Would spending more time in her bedroom before bed help 2year old sleep?(7 Posts)
2 year old DD doesn't much care for her bedtime story, it was a long time before she ever sat still on my knee and listened the whole way through. She rarely does now. We always read it downstairs because as a baby she was used to going up to a dark room and straight in the cot. Our bathroom is downstairs so teeth and book are before we head up to a dark bedroom. Once upstairs I cuddle her and leave her for 5 mins saying I'll be back to check on her. She often used to fall asleep then HA! This was so long ago I barely remember it! Then I come back and if awake I would sing to her. She used to have milk then but now has that downstairs. She used to fall asleep in my arms if this happened and then I'd put her in the cot. Now she is in a bed and after/whilst I sing she usually falls asleep cuddling me or rarely with me just next to the bed.
I realise I could be a sleep association and that's why she doesn't sleep through. She used to self-settle for me though half the time and would still wake. Now she only self-settles for DH whilst I'm at work but she still wakes up. She really wants comfort when she does.
I am wondering if going up to a dark bedroom is no longer a good idea. I have always been reluctant to change this because as I say she doesn't listen to her story half the time and I can imagine her charging round her bedroom if I had the light on. But maybe it would help her feel more secure in her bedroom and more comforted? Maybe in bed she would listen?

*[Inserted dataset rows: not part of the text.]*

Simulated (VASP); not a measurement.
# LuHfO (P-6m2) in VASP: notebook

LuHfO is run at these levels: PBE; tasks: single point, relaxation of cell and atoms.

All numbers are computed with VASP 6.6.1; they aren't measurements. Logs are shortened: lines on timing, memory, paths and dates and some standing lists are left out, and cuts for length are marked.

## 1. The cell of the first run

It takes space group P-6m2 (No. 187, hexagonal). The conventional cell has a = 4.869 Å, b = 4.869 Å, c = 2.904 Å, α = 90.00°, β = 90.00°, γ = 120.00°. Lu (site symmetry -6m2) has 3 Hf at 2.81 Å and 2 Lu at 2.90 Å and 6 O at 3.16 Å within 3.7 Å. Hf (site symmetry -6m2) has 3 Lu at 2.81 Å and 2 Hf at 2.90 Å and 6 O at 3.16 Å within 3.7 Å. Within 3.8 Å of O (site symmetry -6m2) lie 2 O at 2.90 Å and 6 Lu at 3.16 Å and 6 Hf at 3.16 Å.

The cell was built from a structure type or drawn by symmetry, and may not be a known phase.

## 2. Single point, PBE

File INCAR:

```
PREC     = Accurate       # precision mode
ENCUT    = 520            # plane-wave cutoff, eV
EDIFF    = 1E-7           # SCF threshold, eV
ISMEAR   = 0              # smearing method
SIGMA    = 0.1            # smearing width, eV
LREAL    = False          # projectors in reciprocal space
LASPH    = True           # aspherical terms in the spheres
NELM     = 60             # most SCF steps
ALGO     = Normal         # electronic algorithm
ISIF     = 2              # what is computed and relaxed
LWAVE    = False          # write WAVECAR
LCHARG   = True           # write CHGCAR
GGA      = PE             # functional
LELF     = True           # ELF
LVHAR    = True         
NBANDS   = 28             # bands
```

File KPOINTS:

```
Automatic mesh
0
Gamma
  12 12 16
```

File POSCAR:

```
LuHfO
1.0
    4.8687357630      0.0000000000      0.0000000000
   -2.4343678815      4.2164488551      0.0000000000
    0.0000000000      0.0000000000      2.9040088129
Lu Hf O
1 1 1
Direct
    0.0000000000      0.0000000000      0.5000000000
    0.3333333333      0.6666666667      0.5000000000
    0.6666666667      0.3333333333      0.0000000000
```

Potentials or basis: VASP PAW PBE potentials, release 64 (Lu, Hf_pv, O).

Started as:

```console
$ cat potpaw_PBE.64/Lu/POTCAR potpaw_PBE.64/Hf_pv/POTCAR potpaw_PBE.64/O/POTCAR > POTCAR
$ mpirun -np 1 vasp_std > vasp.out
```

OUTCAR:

What do you think? I am so tired all the time I find it really hard to think what I could be doing differently. I just feel so lost with it all sometimes
It shouldn't matter how long you spend in her room before her sleep. I often take my 2 year old up to her room and just put her into a sleeping bag, kiss nan night, switch light off and leave. I can do that in about 30 seconds without any noise or fuss from her.
Did you say she's in a bed rather than a cot? That might be her problem. Children get a lot of emotional security from the cot enclosed feeling.
Personally I wouldn't go in after a set amount of time. Shes old enough to have learnt to wait for you, so she could deliberately be staying awake rather than settling to sleep.
I would explain to her you will stay upstairs until asleep, but won't come into the room. Then pop to the doorway every few minutes shushing so she knows you are still there. Over time lengthen the time you look in the doorway. Shes then learning to go to sleep on her own.
Okay thanks, appreciate the idea as can't seem to think straight.
I put her in a bed because on waking she absolutely had to be out of the cot and touching me. Would not be settled in the cot but would try to use me as a mattress in the chair, clearly not comfortable as she's too big now. She could do this for an hour and a half. Sometimes she would agree she was not able to get comfy on me and go back in the cot and then fall asleep. But mostly not. I tried the bed so I could get physically close to her whilst her still remaining where she was. Night wakings haven't changed at all but usually she settles quicker with a cuddle than when I had to get her in and out of cot. It was my hope I might then be able to do gradual retreat or something.
It's obvious to me now that I am trying to tweak little things rather than address the bigger problem of how she falls asleep. Thanks
The problem is definately me in that DH tucks her in, says he has to go downstairs to look after the dog and she accepts it and goes to sleep on her own 3 nights a week whilst I'm at work. If I'm at home she won't even entertain him taking her up to bed. I'm a SAHM so she gets plenty of time with me in the day. Even so, when he does put her to bed she still wakes in the night. I have wondered about getting him to do bedtime for a week or 2 but not sure what my in the night plan would be so just plod on as is. Sorry to go on it's getting me down today as I am ill as well
I would try story time in bed - actually put her into bed and tuck her in before reading. Have soft lighting on rather than full lights. Sit near her so she can still see the pictures or whatever.
Does she have a night light during the night?
Once storey is finished, kiss, cuddle and lights out. Don't go back - she'll try to stay awake until you get there.
Honestly I think at 2 they'd just charge around the bedroom. Mine never cared for stories at that age either tbh. I didn't bother till they were older as it was wasted on them.
I'd pop her in bed with a bottle of warm water or similar and get the hell out of the room before it's finished, whilst she's distracted drinking it. Oh and let her have a toy of her choice in her hand as long as it's small. Make it a game to choose the toy.
These things just help you get out of the room. Since the room is dark they're not actually going to play with it. It just makes them think they can.
Once you're out of the room it's easier to do it your way. Put a stairgate on her door and go into her every time she calls, shhh her and retuck, then get the hell out again.
The object is to a) reassure her you're close by and B) not get stuck in the room!
2 years is a deadly time for sleep though as there's a sleep regression. All the transitions they're going through and add a heap of separation anxiety into it.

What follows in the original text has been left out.